The art of tango

LOCAL photographer Fiona Saunders will be exhibiting her latest work in Stradbally from now until the end of August. Hosted by the Arthouse Gallery, the exhibition is entitled “Buenos Aires – Desde el Alma”.

LOCAL photographer Fiona Saunders will be exhibiting her latest work in Stradbally from now until the end of August. Hosted by the Arthouse Gallery, the exhibition is entitled “Buenos Aires – Desde el Alma”.

The opening night of the exhibition is this evening, Wednesday August 8 at 6pm with a reception for visitors. Karen Hendy, one of the resident artists at the Arthouse will formally open the exhibition.

Originally from Portlaoise, Fiona Saunders is a professional photographer. Having had a career in finance originally, Fiona left the corporate world over 10 years ago, returned to study her real passion and completed a photography degree in London at the University of Westminster, graduating with a distinction.

Fiona started her photography career in the world of fashion photography in London and now her commercial work ranges from corporate commissions to portraits to wedding photography; Fiona shares her time between Portlaoise and London where she is still commissioned by a wide variety of clients.

Her recent body of personal work, shot earlier this year in Buenos Aires, Argentina, takes the viewer on a journey through the birthplace of tango. Having started learning tango over three years ago now, Fiona went to Argentina to produce work for both a photography book and an exhibition on tango; Fiona’s aim was to present a collection of beautiful, soulful images that captured the essence of tango, as a dancer and insider rather than a photographer and outsider.

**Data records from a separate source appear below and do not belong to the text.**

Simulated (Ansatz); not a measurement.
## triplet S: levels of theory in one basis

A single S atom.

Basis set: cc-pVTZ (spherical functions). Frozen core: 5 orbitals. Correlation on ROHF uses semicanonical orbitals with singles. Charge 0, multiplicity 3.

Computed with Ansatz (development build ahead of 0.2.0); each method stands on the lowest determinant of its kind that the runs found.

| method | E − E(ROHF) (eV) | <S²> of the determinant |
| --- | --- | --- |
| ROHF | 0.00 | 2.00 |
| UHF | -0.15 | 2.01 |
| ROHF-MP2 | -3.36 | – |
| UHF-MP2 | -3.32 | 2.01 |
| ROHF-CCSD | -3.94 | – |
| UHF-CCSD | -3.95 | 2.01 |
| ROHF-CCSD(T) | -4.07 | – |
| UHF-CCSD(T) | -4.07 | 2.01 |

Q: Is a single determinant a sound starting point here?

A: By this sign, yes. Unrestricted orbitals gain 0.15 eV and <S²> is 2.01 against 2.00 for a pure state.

Interviewed in London recently by Christiane Monarchi, editor of on-line photography magazine Photomonitor, Christiane observed that Fiona has produced a body of work “which is able to speak universally to the viewer about a passion and a place”. Presenting a mixture of images from Argentine daily life and the late night tango salons in Buenos Aires, Christiane added: “Images appear to have dialogues of colour: blues, reds, vibrant yellows and greens in the crisp compositions of fruit stands, the impossibly beautiful hand painted hoarding of a newspaper kiosk, and the colourful heels of tango shoes perfectly angled. Daytime images seem to exist in suspended animation - the slow gaze of the newspaper seller, the rich patina of carved oak doors and restaurants still living out the heyday of Argentine Art Nouveau”.

Of the tango images, Christiane notes that: “A visual journey through your body of work is punctuated by the exploration of touch - the hands, the embrace, the physical touch” - emphasizing tango’s reputation as a very sensual, passionate dance. Tango is very definitely a nocturnal activity. Originating in the working class districts of Buenos Aires, Italian and Spanish immigrants danced tango in the bars and bordellos of Buenos Aires with other immigrants, sailors, courtesans, and cowboys. This history imbues tango its sensual, nocturnal and at times melancholy feel, which comes across in the images in the exhibition. Fiona has also just published a photography book of her work from Argentina to accompany the exhibition. The official book launch of “Buenos Aires – Desde el Alma” (Buenos Aires – From the Soul) will coincide with the opening night when the book will be for sale. The exhibition will be open until August 31.